10.5. Group Clauses

Grouping is also supported, like in SQL.

For each incoming tuple, the expression in the group clause is evaluated to an atomic. The value of this atomic is called a grouping key. The incoming tuples are then grouped according to the grouping key -- one group for each value of the grouping key.

For each group, a tuple is output, in which:

Each grouping variable (appearing in the group clause) is bound to the group's key corresponding to this variable.
Each other (non-grouping) variable is bound to the sequence obtained by concatenating all original values of the variable within the group. Aggregations can then be done on these variables in further clauses.

Here is an example:

for $i in (1, 2),
    $j in (3, 4)
group by $j
...

The first for clause produces four tuples (this is again an ad-hoc syntax for illustrative purposes):

"$i" : 1, "$j" : 3
"$i" : 1, "$j" : 4
"$i" : 2, "$j" : 3
"$i" : 2, "$j" : 4

Then the group clause groups according the value of $j. There are two distinct values (3 and 4), so that this results in two groups.

Group 1 (key $j : 3)
$i : 1, $j : 3
$i : 2, $j : 3

Group 2 (key $j : 4)
$i : 1, $j : 4
$i : 2, $j : 4

In each output tuple, $j is the grouping variable and is bound to the key of the group. $i is non-grouping and is bound to the sequence of all values in the group.

$i : (1, 2), $j : 3
$i : (1, 2), $j : 4

The following query is equivalent to "SELECT question_id FROM answers GROUP BY question_id".

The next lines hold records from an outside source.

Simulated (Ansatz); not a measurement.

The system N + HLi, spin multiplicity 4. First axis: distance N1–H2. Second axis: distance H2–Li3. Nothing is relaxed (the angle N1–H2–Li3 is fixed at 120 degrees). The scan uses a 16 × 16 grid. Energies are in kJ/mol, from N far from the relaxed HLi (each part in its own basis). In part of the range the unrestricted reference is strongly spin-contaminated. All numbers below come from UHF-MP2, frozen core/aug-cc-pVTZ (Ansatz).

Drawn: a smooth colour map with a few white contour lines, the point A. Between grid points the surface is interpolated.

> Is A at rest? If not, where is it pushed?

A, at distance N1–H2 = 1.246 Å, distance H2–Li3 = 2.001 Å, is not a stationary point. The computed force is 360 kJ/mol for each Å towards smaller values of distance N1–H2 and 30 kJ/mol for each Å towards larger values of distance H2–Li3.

Example 10.13. A group by clause.

for $answer in collection("answers")
group by $question := $answer.question_id
return { "question" : $question }

Results:

{
  "question" : 5453872
}
{
  "question" : 6183352
}
{
  "question" : 4720508
}
{
  "question" : 4419499
}
{
  "question" : 37823
}

The following query is equivalent to "SELECT question_id, COUNT(*) FROM answers GROUP BY question_id".

Example 10.14. A group by clause using count aggregation.

for $answer in collection("answers")
group by $question := $answer.question_id
return {
  "question" : $question,
  "count" : count($answer)
}

Results:

{
  "question" : 5453872,
  "count" : 1
}
{
  "question" : 6183352,
  "count" : 2
}
{
  "question" : 4720508,
  "count" : 1
}
{
  "question" : 4419499,
  "count" : 2
}
{
  "question" : 37823,
  "count" : 2
}

The following query is equivalent to "SELECT question_id, AVG(score) FROM answers GROUP BY question_id".

Example 10.15. A group by clause using average aggregation.

for $answer in collection("answers")
group by $question := $answer.question_id
return {
  "question" : $question,
  "average score" : avg($answer.score)
}

Results:

{
  "question" : 5453872,
  "average score" : 6
}
{
  "question" : 6183352,
  "average score" : 0.5
}
{
  "question" : 4720508,
  "average score" : 34
}
{
  "question" : 4419499,
  "average score" : 9
}
{
  "question" : 37823,
  "average score" : 5.5
}

JSONiq's group by is more flexible than SQL and is fully composable.

Example 10.16. A group by clause with a nested expression.

for $answer in collection("answers")
group by $question := $answer.question_id
return {
  "question" : $question,
  "scores" : [ $answer.score ]
}

Results:

{
  "question" : 5453872,
  "scores" : [ 6 ]
}
{
  "question" : 6183352,
  "scores" : [ 0, 1 ]
}
{
  "question" : 4720508,
  "scores" : [ 34 ]
}
{
  "question" : 4419499,
  "scores" : [ 17, 1 ]
}
{
  "question" : 37823,
  "scores" : [ 7, 4 ]
}

Unlike SQL, JSONiq does not need a having clause, because a where clause works perfectly after grouping as well.

The following query is the counterpart of "SELECT question_id, COUNT(*) FROM answers GROUP BY question_id HAVING COUNT(*) > 1"

Example 10.17. A group by clause with a post-grouping condition.

for $answer in collection("answers")
group by $question := $answer.question_id
where count($answer) gt 1
return {
  "question" : $question,
  "count" : count($answer)
}

Results:

{
  "question" : 6183352,
  "count" : 2
}
{
  "question" : 4419499,
  "count" : 2
}
{
  "question" : 37823,
  "count" : 2
}